Monday 15 December 2008

Lord Lamont ... er ... rocks

An earlier Badger was on Channel 4 News this evening (feel free to hunt for a clip here) in a head-to-head with Will "Nobody Know What My Qualifications Are. Because I Don't have Any" Hutton* and some banking PR guy from HSBC on the topic of whether we should join the Euro.

Having spent the last sixteen years ruing the fact that he happened to be Chancellor of The Exchequer on White Wednesday, Lord Lamont politely let Will "Nobody Knows [etc]" Hutton ramble on for a bit, and then hit back with the following simple points, IIRC:

1. What makes you think they'd have us? For example, UK public borrowing is far in excess of the three per cent of GDP upper limit seen as a precondition for Euro-membership (altho' they waive this for France on regular occasions, of course).

2. What makes you think they'd have us at this particular rate?

3. The fact that the GBP/EUR exchange rate is fast approaching parity is a numerical quirk and irrelevant in the grander scheme of things.

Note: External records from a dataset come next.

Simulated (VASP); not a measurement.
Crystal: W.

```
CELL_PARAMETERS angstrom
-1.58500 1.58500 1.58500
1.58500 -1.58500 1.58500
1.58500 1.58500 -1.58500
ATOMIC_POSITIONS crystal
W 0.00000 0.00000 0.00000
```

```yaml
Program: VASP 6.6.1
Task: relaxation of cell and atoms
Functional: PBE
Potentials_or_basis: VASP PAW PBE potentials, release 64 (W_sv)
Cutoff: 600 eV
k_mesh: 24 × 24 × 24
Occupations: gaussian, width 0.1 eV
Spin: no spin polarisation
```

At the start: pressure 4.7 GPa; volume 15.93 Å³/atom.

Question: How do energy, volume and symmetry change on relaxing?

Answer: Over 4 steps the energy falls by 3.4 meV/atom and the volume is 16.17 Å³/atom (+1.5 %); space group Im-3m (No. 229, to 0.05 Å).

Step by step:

4. Even if they let us join at today's rate, the example of Italy (which joined at an artificially low rate) shows that any perceived competitive advantage for exporters is soon competed away, as joining at a too-low rate merely stokes inflation in that country.


Like most of my political heroes**, Lord Lamont is perceived as a bit of a failure, and I never thought I'd say this, but frankly, tonight ... he rocked.

* According to Will's Wiki biog, he is "weekly columnist and former editor-in-chief for The Observer in London (which ought to set alarm bells ringing) and currently Chief Executive of The Work Foundation".

Like all self-respecting quango's, The Work Foundation is registered as a charity and it burns its way through £5 million of taxpayers' finest every year. It describes its income as 'consultancy' in its accounts, but of course it's only government departments like DBERR, The British Library, the BBC, the DCMS, and Channel 4 who "... are among those who have benefited from the lens provided by Public Value. Indeed it has been so successful that financial support was secured for a second phase of research which commenced in January 2007. This phase will examine how public institutions understand what the public values as well as how they shape expectations and demand."

** Neville Chamberlain, Jimmy Carter, Sir John Major etc.

7 comments:

Peter Risdon said...

I'd love to see you explain your list of political heroes.

Anonymous said...

1. Current EU Commission President Jose Barroso seems quite keen on us joining. Besides the 'stability and growth pact' exempts countries from the 3% annual stricture when a recession causes a 2% drop in GDP or more. Also the UK's total debt at 43% of GDP is a lot lower than most Eurozone countries.

2. They probably wouldn't - but it is a good rate to negotiate from - if the rate was too strong it would do far more harm -as our ill fated attempt to stay in the ERM proved - deflation can be worse than inflation.

3. It is a numerical quirk but a good psychological one to persuade voters.

4. Italy has always had inflation - today it is lower than their pre-euro days.

Finally Will Hutton tends to get his predictions right - you have to re-write history to make Lamont right about anything - yeah, like he deliberately got us chucked out of the ERM. The whole thing was a mess - we had a long boom after a big trough of a recession- there is no surprise in that and certainly no credit for that tosser to take.

Mark Wadsworth said...

PR, one of Enoch Powell's many erudite observations was that All Political Lives End In Failure. Ergo, anybody embarking on such a career ought to consider the serious possibility that his or her career may end that way, and also rather sooner and not in the circumstances they expected, even if they weren't actually to blame and did a relatively good job under the circumstances.

NH,

1 He would say that, wouldn't her?

2 Fair do's.

3 Are the voters really that thick? (don't answer that)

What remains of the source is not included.